Colin Farrell looking for love

One form of crossover by no means unknown in cinema involves a well-established foreign director switching to the English language and making a film here or in America. Examples extend from René Clair back in the 1930s to some of Paolo Sorrentino’s recent work (This Must be the Place, the upcoming Youth). But this kind of a move is something I would never have expected of the Greek director Yorgos Lanthimos. His second feature, Dogtooth(2009), provided his breakthrough, but it revealed a man with a highly distinctive approach both as writer and director. If that film created an unreal metaphorical world drawing on recognisable notions about family structures and patriarchal control, his next, 2011’s Alps, offered an allegory that was so elusive that I described it as a film for people who like to puzzle over a puzzle. It’s a huge and surprising step to find him going to Ireland to direct the English language film The Lobster starring Colin Farrell, Rachel Weisz, Olivia Colman, John C. Reilly and Ben Whishaw.
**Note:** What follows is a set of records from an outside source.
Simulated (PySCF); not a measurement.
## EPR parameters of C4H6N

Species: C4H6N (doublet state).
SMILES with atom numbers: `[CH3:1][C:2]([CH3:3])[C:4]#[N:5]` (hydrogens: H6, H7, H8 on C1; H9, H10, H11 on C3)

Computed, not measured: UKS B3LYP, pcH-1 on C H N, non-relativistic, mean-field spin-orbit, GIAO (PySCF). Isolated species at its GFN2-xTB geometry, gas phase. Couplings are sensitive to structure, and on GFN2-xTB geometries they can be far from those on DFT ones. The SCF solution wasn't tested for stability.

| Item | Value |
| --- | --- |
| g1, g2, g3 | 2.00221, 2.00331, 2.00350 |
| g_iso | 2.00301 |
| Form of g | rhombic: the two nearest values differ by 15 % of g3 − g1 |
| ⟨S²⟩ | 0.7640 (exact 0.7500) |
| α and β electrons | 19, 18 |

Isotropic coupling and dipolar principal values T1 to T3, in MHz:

Any suspicion that a filmmaker not far removed from the avant-garde has suddenly turned commercial is quickly refuted – even, perhaps, by the fact that the screenplay for The Lobster has been written by Lanthimos himself and his regular writing partner Efthimis Filippou. In the event I have to say that this new work is the best of these three films, although those more at ease than I with its predecessors may disagree. With both Dogtooth and Alps I was aware of his talent but found that the fusion of realistic backgrounds and stylised, symbolic elements created an unhelpful sense of conflict: I was disturbed not by points that were meant to challenge the audience but by the way the material was presented. Consequently, I regard The Lobster as a major advance because, using a mode not dissimilar to that of William Golding’s classic novel Lord of the Flies, Lanthimos leaves familiar life behind to create a world that is its own complete thing, and for me that works. If my rating for the film is lower than that might suggest, it is because I am not really somebody who likes to be left in doubt over a film’s intentions and, for all its qualities, that is how I feel at the end of the two hours or so that Lanthimos takes over this tale. In the circumstances it should be expected that audiences drawn to the film by its cast but with no knowledge of what to expect from Lanthimos will end up bemused (this particular reaction will be spurred on by an abrupt non-ending which will not surprise those who regularly attend art-house movies).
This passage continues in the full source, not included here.